A city bus, which may soon be summoned for poll duty, plies on Ratu Road in Ranchi on Tuesday. Picture by Hardeep Singh
The poll heat is all set to singe daily commuters in Ranchi, but may grant students a cool break.
The capital’s beleaguered city bus fleet as well as school vehicles are likely to be summoned for election duty at least a couple of days before this Lok Sabha hot seat goes to polls on April 17. While the obligatory move will weaken the city’s public transport backbone, it has already prompted several cradles to prepare a special holiday calendar to spare children the trouble of hopping on and off undependable auto-rickshaws to reach campus.
Of the total 70 JNNURM-sponsored buses, around 45 are currently in running condition. The rest have remained grounded since no one knows when for a litany of reasons ranging from defunct engines to lapsed insurance. The Jharkhand Tourism Development Corporation (JTDC), which quite unwillingly monitors the city bus service, has the patent excuse of funds crunch.
This fleet of 45 is already inadequate for Ranchi’s 10 lakh-plus population. And the poll season, expected to last the good half of April in the capital, will only compound commuter woes.
Dhananjay Singh of ASK Security Services, the private agency entrusted with city bus operations in Ranchi by JTDC, said listing of buses for poll duty had been done. “We are yet to receive exact dates from the district administration, but have done our bit. I think more than half the buses will be pressed into service. So, commuters will face problems for certain,” he added.
Ranchi resident and sales representative Sudhir Singh said that although city buses were ill maintained, they were a better bet than fleecing auto-rickshaws. “If you are travelling daily, you have to mind your pocket too. For instance, an auto charges almost double the bus fare on the Dhurwa-Kutchery route. During elections, when buses will be rarer, god knows what the auto drivers will charge us,” Singh expressed his concerns.
Schoolchildren, however, will be spared the travel blues. Many cradles, which will have to lend their student-ferrying fleet for the polls, are mulling a week-long holiday.
Principal of DAV-Gandhinagar S.K. Sinha said all their 12 buses would be summoned for the elections. “According to information, the buses will be away from April 13 and are expected to return by April 19. Without the fleet, travelling will be difficult for students. We are mulling a break for a week,” he said.

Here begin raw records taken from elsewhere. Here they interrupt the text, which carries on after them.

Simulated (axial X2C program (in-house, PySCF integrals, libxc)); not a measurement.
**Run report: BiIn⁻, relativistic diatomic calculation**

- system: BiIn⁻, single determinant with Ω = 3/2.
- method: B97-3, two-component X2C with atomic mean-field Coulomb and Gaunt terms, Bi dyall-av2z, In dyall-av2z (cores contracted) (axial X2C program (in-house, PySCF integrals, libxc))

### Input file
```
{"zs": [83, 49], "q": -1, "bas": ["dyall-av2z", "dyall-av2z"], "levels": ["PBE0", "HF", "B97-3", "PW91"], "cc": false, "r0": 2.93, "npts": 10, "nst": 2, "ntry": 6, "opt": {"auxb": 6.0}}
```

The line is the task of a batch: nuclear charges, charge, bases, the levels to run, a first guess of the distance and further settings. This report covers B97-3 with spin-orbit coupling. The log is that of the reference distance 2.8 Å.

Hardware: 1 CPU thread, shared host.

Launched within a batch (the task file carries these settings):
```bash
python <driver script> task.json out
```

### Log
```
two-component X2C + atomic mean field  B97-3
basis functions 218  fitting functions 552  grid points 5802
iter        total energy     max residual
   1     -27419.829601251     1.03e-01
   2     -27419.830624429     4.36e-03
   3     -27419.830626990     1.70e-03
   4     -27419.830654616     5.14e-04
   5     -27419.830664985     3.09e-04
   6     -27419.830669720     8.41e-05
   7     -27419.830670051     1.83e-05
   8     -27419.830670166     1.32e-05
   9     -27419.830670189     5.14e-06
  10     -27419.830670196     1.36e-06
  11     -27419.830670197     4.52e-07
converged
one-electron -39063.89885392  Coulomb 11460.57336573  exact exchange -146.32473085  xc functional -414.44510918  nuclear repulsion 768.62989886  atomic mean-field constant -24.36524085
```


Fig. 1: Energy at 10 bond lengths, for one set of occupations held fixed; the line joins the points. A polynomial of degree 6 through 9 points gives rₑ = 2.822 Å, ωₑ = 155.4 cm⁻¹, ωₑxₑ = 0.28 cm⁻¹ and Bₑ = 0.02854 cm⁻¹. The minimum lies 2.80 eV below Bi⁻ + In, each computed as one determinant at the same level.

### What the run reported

Sinha added that suspension of classes for the brief period would not affect syllabus. “As it is, April 13 is a Sunday, April 14 is Mahavir Jayanti and April 18 is Good Friday. So technically, the school will be shut for two-three days.”
Bridgeford School has around two dozen buses, but its principal S. Chitlangiya couldn’t say how many would go on poll duty. “As of now, I can’t say how many of our 25 (buses) will be pressed into service from April 13. A decision on whether we will declare holidays will be taken when the time comes,” she said.